This was supposed to be the time when Barack Obama put America on the road to reform of the healthcare system and the financial-services industry. He has tried to stay on that course, but the new president also finds himself focused increasingly on something he didn't expect: the violent turmoil in Iran that is raising questions about his strategy of conciliation and outreach to bring peace to the Mideast.
Obama is struggling to cope with the aftermath of the disputed presidential election in Iran, apparently won by hard-liner Mahmoud Ahmadinejad, who has confronted the West, denied the Holocaust, called for the obliteration of Israel, and pursued a nuclear program that the administration believes will lead to weapons of mass destruction. Official tallies indicated that Ahmadinejad, the incumbent, soundly defeated reformist rival Mir Hossein Mousavi. But Mousavi and his supporters say the balloting was rigged, and protesters have flooded Tehran and other cities. In some cases, Ahmadinejad's supporters have also demonstrated in large numbers, and there have been at least eight deaths and many injuries.
This leaves Obama in a fix. He is trying to find the right balance between idealism and reality—supporting the democratic process and the forces of reform but trying not to totally alienate the Ahmadinejad regime and its backers in the powerful Islamic clergy. Ayatollah Ali Khamenei, Iran's supreme religious leader, announced his continued support for Ahmadinejad. Khamenei said the election was "definitive" and warned ominously of a crackdown against those who cause violence during demonstrations.
This blow to the Mousavi faction makes Obama's tone more important than ever. He wants to avoid the appearance of American meddling in Iranian affairs, which could undermine the reformers and jeopardize Obama's reputation as a U.S. leader who isn't trying to bully the rest of the world.
"The president has been clear that this is vigorous debate in Iran between Iranians about their leadership," White House Press Secretary Robert Gibbs told reporters, "while, at the same time, the president has strongly maintained that there are universal principles, such as demonstrating in peace and not feeling threatened. The president will continue to express those concerns and ensure that we're not meddling."
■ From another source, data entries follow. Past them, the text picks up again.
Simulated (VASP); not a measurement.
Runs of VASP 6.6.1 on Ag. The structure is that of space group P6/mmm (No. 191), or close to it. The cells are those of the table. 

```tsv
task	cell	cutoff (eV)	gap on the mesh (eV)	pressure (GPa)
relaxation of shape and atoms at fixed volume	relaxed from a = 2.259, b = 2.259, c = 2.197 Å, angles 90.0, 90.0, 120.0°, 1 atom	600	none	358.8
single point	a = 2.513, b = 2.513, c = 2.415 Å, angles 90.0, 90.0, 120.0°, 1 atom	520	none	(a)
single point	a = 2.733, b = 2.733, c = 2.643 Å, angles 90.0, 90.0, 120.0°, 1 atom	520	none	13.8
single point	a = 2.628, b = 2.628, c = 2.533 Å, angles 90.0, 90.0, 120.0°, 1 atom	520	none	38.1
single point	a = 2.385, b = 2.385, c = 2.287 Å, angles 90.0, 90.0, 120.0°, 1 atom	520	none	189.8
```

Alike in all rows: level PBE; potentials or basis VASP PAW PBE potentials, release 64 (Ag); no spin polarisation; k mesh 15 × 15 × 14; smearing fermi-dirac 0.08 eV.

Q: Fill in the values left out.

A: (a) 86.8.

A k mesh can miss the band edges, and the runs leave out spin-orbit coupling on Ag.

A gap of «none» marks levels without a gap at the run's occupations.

In a later interview, Gibbs said that Obama's approach "has gotten support from across the political spectrum," except for partisans on the right. And he said that Obama isn't concerning himself with critics' chatter. "You do what you know is right, and you don't spend a lot of time on the peanut gallery," Gibbs said of Obama's philosophy.
Complicating the equation is that it's not clear how much a Mousavi government would benefit the United States. "It's important to understand that although there is some ferment taking place in Iran, that the difference between Ahmadinejad and Mousavi in terms of their actual policies may not be as great as has been advertised," Obama said in an interview with CNBC and the New York Times last week. "Either way, we were going to be dealing with an Iranian regime that has historically been hostile to the United States, that has caused some problems in the neighborhood and is pursuing nuclear weapons."
Obama was a bit more critical of the current regime Saturday. "The Iranian government must understand that the world is watching," Obama noted in a formal statement. "We mourn each and every innocent life that is lost. We call on the Iranian government to stop all violent and unjust actions against its own people." Obama also said the "universal rights to assembly and free speech must be respected, and the United States stands with all who seek to exercise those rights."
But the administration has maintained a generally cautious tone as the unrest in Iran has continued.
Yet some analysts hope the unrest in Iran will facilitate the rise of a more moderate regime. To that end, several prominent conservatives, including Arizona Sen. John McCain, the GOP presidential nominee last year, say Obama should be more forceful in backing Mousavi and in criticizing Ahmadinejad. "He should speak out that this is a corrupt, flawed sham of an election," McCain said on NBC's Today show last week. "The Iranian people have been deprived of their rights."